From Vitruvius Book VII, Chapter 13
1. I shall now speak of purple, which, above all other colours, has a delightful effect, not less from its rarity than from its excellence. It is procured from the marine shell which yields the scarlet dye, and possesses qualities not less extraordinary than those of any of the body whatever. It does not in all places where it is found possess the same quality of colour; but varies in that respect according to the sun’s course.

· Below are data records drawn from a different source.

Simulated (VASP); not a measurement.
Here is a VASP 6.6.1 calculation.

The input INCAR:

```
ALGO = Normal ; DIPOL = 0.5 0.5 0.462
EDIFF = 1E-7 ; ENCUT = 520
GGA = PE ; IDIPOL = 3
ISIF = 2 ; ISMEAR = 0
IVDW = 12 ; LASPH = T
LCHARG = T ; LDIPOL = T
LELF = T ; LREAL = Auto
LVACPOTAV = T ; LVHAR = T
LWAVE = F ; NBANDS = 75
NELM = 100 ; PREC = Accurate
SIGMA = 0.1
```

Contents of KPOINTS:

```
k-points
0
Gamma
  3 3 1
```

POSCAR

2. Thus, that which is obtained in Pontus and in Galatia, from the nearness of those countries to the north, is brown; in those between the south and the west, it is pale; that which is found in the equinoctial regions, east and west, is of a violet hue; lastly, that which comes from southern countries possesses a red quality: the red sort is also found in the island of Rhodes, and other places near the equator.
3. After the shells are gathered they are broken into small pieces with iron bars; from the blows of which, the purple dye oozes out like tears, and is drained into mortars and ground. It is called ostrum, because extracted from marine shells. Inasmuch as this colour, from its saltness, soon dries, it is prepared for use with honey.
At St. Peter’s Basilica
“The excavations revealed the remains of shrines of different periods at different levels, from Clement VIII (1594) to Callixtus II (1123) and Gregory I (590-604), built over an aedicula containing fragments of bones that were folded in a tissue with gold decorations, tinted with the precious murex purple. Although it could not be determined with certainty that the bones were those of Peter, the rare vestments suggested a burial of great importance.”
Murex purple, also known as Tyrian purple
“Tyrian purple (Greek, πορφύρα, porphyra, Latin: purpura), also known as royal purple, imperial purple or imperial dye, is a purple-red natural dye, which is extracted from sea snails, and which was first produced by the ancient Phoenicians. This dye was greatly prized in antiquity because it did not fade, rather it became brighter and more intense with weathering and sunlight.”